Learn R Programming

DescriptiveStats.OBeu

#DescriptiveStats.OBeu Εstimate and return the necessary parameters for descriptive statistics visualizations, used in OpenBudgets.eu. It includes functions for measuring central tendency and dispersion of amount variables along with their distributions and correlations and the frequencies of categorical variables for Budget data of municipalities across Europe, according to the OpenBudgets.eu data model.

This package can generally be used to extract visualization parameters convert them to JSON format and use them as input in a different graphical interface. Most functions can have general use out of the OpenBudgets.eu data model. You can see detailed information here.

# install DescriptiveStats.OBeu- cran stable version
install.packages(DescriptiveStats.OBeu) 
# or
# alternatively install the development version from github
devtools::install_github("okgreece/DescriptiveStats.OBeu")

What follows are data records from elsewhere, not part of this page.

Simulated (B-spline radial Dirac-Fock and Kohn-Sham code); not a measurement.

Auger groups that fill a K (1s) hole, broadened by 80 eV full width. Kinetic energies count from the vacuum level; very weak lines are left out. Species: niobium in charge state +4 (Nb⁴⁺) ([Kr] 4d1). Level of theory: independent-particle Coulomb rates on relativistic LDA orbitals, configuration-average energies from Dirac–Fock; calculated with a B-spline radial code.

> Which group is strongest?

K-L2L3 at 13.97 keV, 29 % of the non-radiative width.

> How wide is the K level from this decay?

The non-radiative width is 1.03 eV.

Load library DescriptiveStats.OBeu

library(DescriptiveStats.OBeu)

#Descriptive Statistics in a call

ds.analysis is used to estimate minimum, maximum, range, mean, median, first and third quantiles, variance, standart deviation, skewness and kurtosis, boxplot, histogram parameters needed for visualization of numeric variables and frequencies of factor variables of a given vector, matrix or data frame of data.

ds.analysis returns by default a list object, we set tojson parameter TRUE, outliers parameter FALSE, fr.select = "Produktbereich". Τhere is one numeric variable, correlation will be empty.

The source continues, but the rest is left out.